DAO Data Restrictions

When dealing with data you will be restricted by certain limitations regarding the type. For instance, when storing some string in a database as a VARCHAR you have to specify the maximum length. Even deciding between an int or a long decides on what the maximum and minimum values are. But sometimes your storage system (like the database) may be more strict than the language you use. An example of this is a string, which can be as long as it fits in memory, but in your database you have to specify a limit (depends on your database system), so what do you do with these restrictions?

Generally your domain has certain restrictions, such as a:

  • A discount always positive

  • Date of birth should be in the past

For these restrictions it makes sense to do them on your business domains, but do you also enforce them on the database level? Typically this is not something you want to do as this means you have to keep both of the restrictions in sync. Note that you will likely already have a duplicated check on these restrictions to prevent your user from submitting invalid data.
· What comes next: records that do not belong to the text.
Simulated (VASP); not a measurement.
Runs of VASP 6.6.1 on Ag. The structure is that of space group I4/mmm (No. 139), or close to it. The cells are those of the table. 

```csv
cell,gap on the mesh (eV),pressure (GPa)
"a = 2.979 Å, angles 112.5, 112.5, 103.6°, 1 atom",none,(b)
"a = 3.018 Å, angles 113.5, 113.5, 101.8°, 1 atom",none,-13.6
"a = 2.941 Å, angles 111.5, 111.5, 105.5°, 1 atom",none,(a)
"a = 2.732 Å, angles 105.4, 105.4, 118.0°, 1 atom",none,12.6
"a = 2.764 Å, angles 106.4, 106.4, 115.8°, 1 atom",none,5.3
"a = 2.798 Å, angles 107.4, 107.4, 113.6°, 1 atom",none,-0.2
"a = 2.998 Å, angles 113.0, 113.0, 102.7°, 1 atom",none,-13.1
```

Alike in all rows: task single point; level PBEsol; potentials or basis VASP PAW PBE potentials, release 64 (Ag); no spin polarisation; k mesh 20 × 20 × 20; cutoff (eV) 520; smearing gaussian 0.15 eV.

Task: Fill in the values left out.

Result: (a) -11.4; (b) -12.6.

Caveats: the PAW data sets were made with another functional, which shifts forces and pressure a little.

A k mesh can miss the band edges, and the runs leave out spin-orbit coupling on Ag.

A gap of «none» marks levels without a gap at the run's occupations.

But when you have restrictions which are specific or required for your storage system (being it a database, some binary format, or something else), where do you enforce these? This are arbitrary restrictions which trickle down into your business specifications. Again, since you want to avoid the user from submit data you know will cause an error, you will add a rule for this in the front-end.

Just because they trickle down into your business specification (as they become a hard restriction), this doesn't mean you have to check them on the business domain. Since your storage system will raise an exception if your data is invalid, I don't see the added value of having the same check on your business entities. Again, if you do, then you have to keep them in sync if they ever change, for instance if your storage system allows to store more or different data.

After some period, you may even forget why certain restrictions are there, was it a technical reason, or a real business requirement? If you have these checks all over the place, you will not be able to figure it out, since they are both enforced on the domain level as well as on the storage level.

For this reason, I advocate to implement validation checks at the business level only for real business restrictions, and do the same for other systems (storage, or third party interactions). This allows a trace to always figure out why certain restrictions are in place, moreover they allow them to evolve easily with the system that enforced them in the first place.